This implementation is based on the official codebase of omnisafe. It implements the TraCeS method and CT baseline.
conda create --name traces python=3.10
conda activate traces
cd traces/
# Install PyTorch first using the command appropriate for your machine.
# Example for CUDA 12.4; first-time CUDA downloads can be large.
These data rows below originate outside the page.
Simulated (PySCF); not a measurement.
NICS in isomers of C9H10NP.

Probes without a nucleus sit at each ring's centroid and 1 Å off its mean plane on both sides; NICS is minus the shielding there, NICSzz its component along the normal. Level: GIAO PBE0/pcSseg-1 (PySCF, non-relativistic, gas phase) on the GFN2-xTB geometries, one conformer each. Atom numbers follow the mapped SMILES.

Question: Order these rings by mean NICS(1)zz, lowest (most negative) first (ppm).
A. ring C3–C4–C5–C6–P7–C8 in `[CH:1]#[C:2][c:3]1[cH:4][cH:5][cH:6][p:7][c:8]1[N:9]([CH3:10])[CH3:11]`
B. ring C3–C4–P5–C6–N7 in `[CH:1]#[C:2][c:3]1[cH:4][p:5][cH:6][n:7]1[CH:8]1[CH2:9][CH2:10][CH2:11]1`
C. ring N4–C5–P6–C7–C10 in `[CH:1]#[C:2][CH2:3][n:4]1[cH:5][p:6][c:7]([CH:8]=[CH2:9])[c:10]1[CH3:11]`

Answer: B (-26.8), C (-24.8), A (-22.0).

conda install pytorch==2.5.1 pytorch-cuda=12.4 mkl=2023.1.0 intel-openmp=2023.1.0 -c pytorch -c nvidia
pip install -r requirements.txt
pip install -e .For CPU-only or a different CUDA version, replace the PyTorch install command with the one recommended for your machine, then run the same pip install commands. Human-label and video-rendering workflows additionally require OpenCV: pip install opencv-python==4.11.0.86.
Train the TraCeS violation estimator before running TraCeS policy training. Provide an HDF5 trajectory dataset from DSRL via --hdf5_file. For example:
python scripts/train_classifier.py \
-env SafetyHopperVelocity-v1 \
--hdf5_file /path/to/dsrldata/data/SafetyHopperVelocityGymnasium-v1-250-2240.hdf5 \
-gruunits 16 \
-dropout 0.1 \
-batchsize 128 \
-targetacc 0.94 \
-lr 1e-4 \
-distribution_model \
-seed 1 \
-deviceno 0Then set the generated estimator artifact paths in traces/configs/on-policy/PPOLagTraCeS.yaml for the corresponding task. The committed YAML files use example paths and should be changed before running policy training:
pt_file: path/to/classifier.pt
train_dataset: path/to/traindataset.pt
test_dataset: path/to/testdataset.ptSmall pretrained estimator checkpoints may be provided under artifacts/pretrained_estimators/<task_name>/ using the training-script filename convention, for example <task_name>_DistributionGRU_4_2_128.pt for TraCeS and <task_name>_CostBudgetMLP_128.pt for CT. The CT implementation still parses the checkpoint filename to identify the estimator class, so keep this convention when adding or replacing CT checkpoints. Large pretraining or online datasets are not included in git; users should generate them locally or point the YAML fields to their own dataset paths. Using a pretrained pt_file without the corresponding datasets is possible, but the recommended reproduction path is to train the estimator and save the associated datasets for the task.
Alternatively, set these fields to null to skip estimator pretraining and start with a randomly initialized estimator network and empty pretraining dataset. This is useful for debugging or ablations, but pretrained estimator artifacts are the recommended setting for reproducing the paper experiments.
To train a policy using TraCeS:
python scripts/run_ppo_lag_traces.py [task_name] [start_seed] [end_seed]To train the CT baseline violation estimator, also provide an HDF5 trajectory dataset from DSRL. For example:
python scripts/train_mlp_classifier.py \
-env SafetyHalfCheetahVelocity-v1 \
--hdf5_file /path/to/dsrldata/data/SafetyHalfCheetahVelocityGymnasium-v1-250-2495.hdf5 \
-dropout 0.0 \
-batchsize 128 \
-targetacc 0.96 \
-lr 1e-3 \
-seed 9 \
-deviceno 0Then set the generated estimator artifact paths in traces/configs/on-policy/PPOLagCT.yaml for the corresponding task, or set them to null if you intentionally want the random-init/no-pretraining estimator mode.
To train a policy using the CT baseline:
python scripts/run_ppo_lag_ct.py [task_name] [start_seed] [end_seed]